Q: “I am recently divorced and my 8-year-old son has really been having a hard time. Sometimes he does not want to go to his Dad’s house because he says that is not his bedroom. He has started to have anxiety and gets mad easily. We are trying to work together, but nothing seems to be working. Do you have any suggestions that we are not thinking about? ”
A: Change can be difficult no matter what age. Divorce is never easy for anyone involved and the time it can take for children to adjust can vary greatly. It does sound like you and your son’s father are working together to figure out the best plan for your child and that is absolutely the most important piece that you can be doing. I have worked with several different parents and kids going through this situation and cooperation between exes can be hard to achieve, but when you can do this, you are truly putting your child’s needs before your own.

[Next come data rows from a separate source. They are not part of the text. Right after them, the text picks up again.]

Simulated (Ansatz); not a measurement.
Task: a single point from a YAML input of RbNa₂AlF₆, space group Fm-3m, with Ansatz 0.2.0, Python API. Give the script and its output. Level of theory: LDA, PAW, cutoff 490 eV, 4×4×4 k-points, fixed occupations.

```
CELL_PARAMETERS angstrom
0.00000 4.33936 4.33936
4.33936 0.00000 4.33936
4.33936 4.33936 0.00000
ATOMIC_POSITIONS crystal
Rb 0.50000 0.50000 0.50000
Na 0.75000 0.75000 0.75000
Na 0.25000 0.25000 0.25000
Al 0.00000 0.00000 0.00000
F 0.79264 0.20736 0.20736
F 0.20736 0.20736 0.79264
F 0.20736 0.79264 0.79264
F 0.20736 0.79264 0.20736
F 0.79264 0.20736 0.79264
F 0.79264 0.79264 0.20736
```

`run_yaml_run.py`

Routine is helpful in these situations and knowing what to expect. Divorce can be traumatic for kids and we want to keep things as routine as possible. One way to do that is by your child knowing what is happening that day and night. As a divorced parent myself, there are days when you don’t know whose day it is and who is picking up from school and what time are you getting them after school? Lots of questions and concerns in any given day. It can be hard enough as adults to keep up, much less an 8-year-old boy.
I think it could be helpful to ask if your child wants to bring any of his things from your house to Dad’s house. Try thinking about what can you do to make that bedroom feel more like his? Perhaps he can go pick out some new sheets or something decorative for his room.
I am a social worker and I am always going to say that counseling is a good idea. This could be good idea for your child or you. You talked about how angry he can get and that anxiety is at a high. A good counselor can help your son learn some strategies that can help him control his anger and anxiety. Mindfulness and deep breathing exercises are so helpful in working with both of these issues. When we can teach our kids coping skills for when we feel like something is too much for us to handle, we are preparing them for real life. We are giving them tools that will help them cope the rest of their lives instead of turning to unhealthy coping skills later such as drugs or alcohol.
I also do not think it would be a bad idea to talk to the guidance counselor at your child’s school because counselors sometimes have groups that are for kids going through something like this. By being with other children going through similar situations, it can normalize what is happening to them a little and make them feel like they are not alone. At the very least, this could be another person checking in on your child too.
I think it is important to explore a little more why he does not want to go to Dad’s house. See if you can get him to explain that a little more and you never know it could be a very simple fix. I think you are doing great and time along with support with carry you both through this new chapter in your lives.